A lost avant-garde masterpiece, supressed by the Nazis, stuns the London Film Festival and captivates JASON SOLOMONS

A scene from the lost classic Europa (1931). Photo: Franciszka/ Themerson/Themerson Estate

Stolen narratives were the theme when the London Film Festival opened its 65th edition on the South Bank last week.

The big opening night gala at the Royal Festival Hall was a full-on Netflix-powered star-wattage affair, with Jay-Z, Beyonce and Idris Elba at the world premiere of black western The Harder They Fall. I liked the event and the energy more than I liked the film, but its very existence gives voice to characters whose stories have rarely been told on screen, whose black histories have been stolen by Hollywood.

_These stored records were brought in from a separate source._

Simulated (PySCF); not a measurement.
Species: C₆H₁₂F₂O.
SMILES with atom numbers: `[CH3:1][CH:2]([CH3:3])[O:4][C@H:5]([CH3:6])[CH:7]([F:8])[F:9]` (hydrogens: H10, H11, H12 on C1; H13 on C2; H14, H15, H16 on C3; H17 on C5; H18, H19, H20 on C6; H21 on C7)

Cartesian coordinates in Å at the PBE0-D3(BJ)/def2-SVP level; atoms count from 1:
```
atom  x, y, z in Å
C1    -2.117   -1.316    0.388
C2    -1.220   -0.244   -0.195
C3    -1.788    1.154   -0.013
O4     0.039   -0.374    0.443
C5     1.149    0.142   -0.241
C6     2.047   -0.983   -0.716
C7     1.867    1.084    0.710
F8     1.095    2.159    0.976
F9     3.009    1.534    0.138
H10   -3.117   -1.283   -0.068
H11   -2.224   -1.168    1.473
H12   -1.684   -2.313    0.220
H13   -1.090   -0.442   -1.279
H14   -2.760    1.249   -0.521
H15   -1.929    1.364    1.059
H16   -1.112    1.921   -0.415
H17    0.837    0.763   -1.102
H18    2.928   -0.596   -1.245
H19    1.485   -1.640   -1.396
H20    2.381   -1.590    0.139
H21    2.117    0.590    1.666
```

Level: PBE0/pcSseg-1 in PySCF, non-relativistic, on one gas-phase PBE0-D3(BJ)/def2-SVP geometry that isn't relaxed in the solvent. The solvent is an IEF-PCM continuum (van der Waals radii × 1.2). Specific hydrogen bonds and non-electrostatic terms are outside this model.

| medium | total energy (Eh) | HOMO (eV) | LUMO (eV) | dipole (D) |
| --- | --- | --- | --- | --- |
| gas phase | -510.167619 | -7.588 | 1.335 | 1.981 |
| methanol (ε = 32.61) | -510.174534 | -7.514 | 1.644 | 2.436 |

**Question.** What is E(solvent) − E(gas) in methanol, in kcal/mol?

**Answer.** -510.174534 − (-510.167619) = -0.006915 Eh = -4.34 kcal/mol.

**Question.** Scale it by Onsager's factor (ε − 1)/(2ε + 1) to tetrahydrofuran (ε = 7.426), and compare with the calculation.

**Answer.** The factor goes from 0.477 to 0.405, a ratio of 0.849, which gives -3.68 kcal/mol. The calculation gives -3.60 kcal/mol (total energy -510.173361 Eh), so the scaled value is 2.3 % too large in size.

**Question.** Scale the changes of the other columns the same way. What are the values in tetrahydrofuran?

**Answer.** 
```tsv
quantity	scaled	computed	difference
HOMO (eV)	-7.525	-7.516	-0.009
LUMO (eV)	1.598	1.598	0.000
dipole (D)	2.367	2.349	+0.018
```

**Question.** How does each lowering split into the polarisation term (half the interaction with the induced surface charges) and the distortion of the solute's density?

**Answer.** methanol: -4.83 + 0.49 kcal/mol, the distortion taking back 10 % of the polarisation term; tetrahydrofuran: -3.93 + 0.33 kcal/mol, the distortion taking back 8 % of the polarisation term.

At the same time, five minutes’ walk away at BFI Southbank, another film with a stolen narrative was world premiering – or, to be more precise, re-premiering after 90 years. This was Europa, a remarkable work of the European avant-garde, made in a Warsaw flat in 1931 by Stefan and Franciszka Themerson and looted by the Nazis from a Paris film lab in 1940.

It was believed lost, presumed destroyed, and the Themersons moved to London after surviving the war thinking they would never see their film again. Having nevertheless led a prolific creative life as illustrators and writers, the couple died here in 1988. But in 2019, the artists’ niece and heir, Jasia Reichardt was contacted by Poland’s Pilecki Institute suggesting that copy of Europa had possibly been discovered in Berlin’s Bundesarchiv.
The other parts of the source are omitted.